Are you talking about the Northern Gateway pipeline?
If so, I thought it was just approved by the NEB which was always expected to be a rubber stamp type deally.
Cabinet will still have to approve the pipeline for it to go forward.
Not gateway. It’s the Transmountain pipeline. Tripling capacity to 890,000 bbl/day.
Steve is still right, though; it was NEB approval. Cabinet still has to rule. See this CBC story for details:
http://www.cbc.ca/news/business/pipeline-transmountain-neb-recommendation-1.3589518
“Biojet”…what is it made of?
It’s essentially a special form of biodiesel as far as I can tell
Typically begins with a plant with oily nuts or seeds. The conversion efficiency of sunlight to mechanical energy is always terrible in these schemes. Like 0.0001 of the solar energy actually comes out in turning the turbine. May even be energy negative for all the diesel used in the agriculture and processing.
When you look at it “well to wheel”, so to speak, it makes integrating high speed rail into inter-regional transportation systems sound very practical. There are times when aviation can allow a lot of flexibility per destinations into a transport network, but once rail lines are in place, sustainably generated electricity is probably much more energy efficient.
Maybe long term research into either algae or electrofuels will change that equation. Today’s feedstock and conversion processes probably are best for providing enough fuel to get this head start on “providing operational familiarity.”
Neste makes bio synthetic fuel from plant oils, it is NOT biodiesel.
Or so they hope. The pathways proposed all remain atrocious as far as sunlight to turbine-shaft energy conversion efficiency. Better approach: invent inexpensive water electrolysis to make hydrogen from PV energy and then make syn jet from any carbon source like waste biomass at 1000x better efficiency.
Let’s get some research going on how to break the laws of physics.
That’s the ticket.
Huh?
Here’s what you said we should do.
“Better approach: invent inexpensive water electrolysis to make hydrogen from PV energy”
Electrolysis is already about as efficient as it could be. The only way to lower the cost would be to find a way around the energy required to break the hydrogen/oxygen bond.
Ahh I see. “Electrolysis is as efficient as it could be” – only if one assumes that electricity is the only cost. In real-life, the cost of electrolyzed hydrogen is capital equipment, labor, repairs/ maintenance, etc plus some for electricity. The equipment ( catalysts, etc) is very expensive. So much so that when you read up on people trying to make numbers work, they’re assuming 24/7 operation to minimize capital and depreciation costs and it still doesn’t work well. Cut the capital costs by 90% and game changed. Less capital plus, importantly, run the plant at times of cheap electricity.
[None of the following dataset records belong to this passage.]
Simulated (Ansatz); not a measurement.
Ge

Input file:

Cutting the cost of hydrogen electrolysis equipment would be huge to facilitate renewable energy in many ways. Needs R&D on different catalysts, etc.
I am a proponent for Synfuels but alas any fuel for jets will be a massive GHG problem simply because of the water vapor.
http://www.theguardian.com/environment/blog/2010/sep/09/carbon-emissions-planes-shipping
http://www.theguardian.com/environment/2010/apr/06/aviation-q-and-a
You either have to fly slow in low altitude or switch to batteries whereof Phinergy Aluminum Air seems the most interesting.
The cost of Synfuel production is going down very rapidly as the plant efficiency and the conversion efficiency grows. What is needed now is mass deployment.